Sadow believes it’s hardly illicit, but actually patriotic to modify your EV; he told the Times that “hacking is actually very American. Go out to the garage. Take it apart. Make it better.”

Some hackers go way farther. Here’s a fellow who doesn’t just want you to tweak your Leaf; he wants you to retrofit your old-school gas-guzzler, taking out the engine and replacing it’s innards with an electric motor. He breaks the process down into steps. (Step 1 is, “Get a car.”)
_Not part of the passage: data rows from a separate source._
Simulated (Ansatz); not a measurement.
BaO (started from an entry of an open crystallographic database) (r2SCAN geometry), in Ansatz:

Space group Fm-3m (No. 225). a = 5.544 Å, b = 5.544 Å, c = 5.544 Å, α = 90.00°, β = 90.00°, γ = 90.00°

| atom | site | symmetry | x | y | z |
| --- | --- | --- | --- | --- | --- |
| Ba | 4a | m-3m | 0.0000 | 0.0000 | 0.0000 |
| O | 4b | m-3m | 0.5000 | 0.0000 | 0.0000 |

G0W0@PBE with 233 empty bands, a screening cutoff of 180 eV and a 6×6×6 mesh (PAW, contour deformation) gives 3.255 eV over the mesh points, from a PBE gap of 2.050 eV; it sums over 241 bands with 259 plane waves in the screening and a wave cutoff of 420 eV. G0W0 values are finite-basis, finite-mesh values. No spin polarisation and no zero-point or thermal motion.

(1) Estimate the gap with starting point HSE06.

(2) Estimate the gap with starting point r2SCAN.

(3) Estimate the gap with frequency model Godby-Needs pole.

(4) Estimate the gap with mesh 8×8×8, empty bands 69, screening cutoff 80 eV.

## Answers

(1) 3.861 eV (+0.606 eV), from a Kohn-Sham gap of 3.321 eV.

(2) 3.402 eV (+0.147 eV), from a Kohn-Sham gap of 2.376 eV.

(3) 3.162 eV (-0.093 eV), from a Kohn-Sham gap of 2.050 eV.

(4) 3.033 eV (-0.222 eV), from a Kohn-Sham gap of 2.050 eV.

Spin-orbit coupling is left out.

The trend seems both salubrious and potentially dangerous. Salubrious in that it is leading EV-owners to get the most out of their cars, and in that it lends a kind of transparency to pricing that could ensure that Nissan and others don’t charge too much for their products or services. (Nissan recently lowered its pricing on a Leaf home charging system, to around $1,800.) It’s potentially dangerous, though, in that DIY hackers are of course not subject to the same regulatory scrutiny that Nissan or its suppliers are. “Obviously, if somebody’s garage burns down and it’s my fault, I’m done,” said Sadow, though he added that as a professional engineer, he had confidence in his work.

What would be ideal, it seems, is if hackers and manufacturers had a way to meet in the middle, to tap the spirit and ingenuity of the crowd with the standardization and consumer safety regulation demanded of the corporation.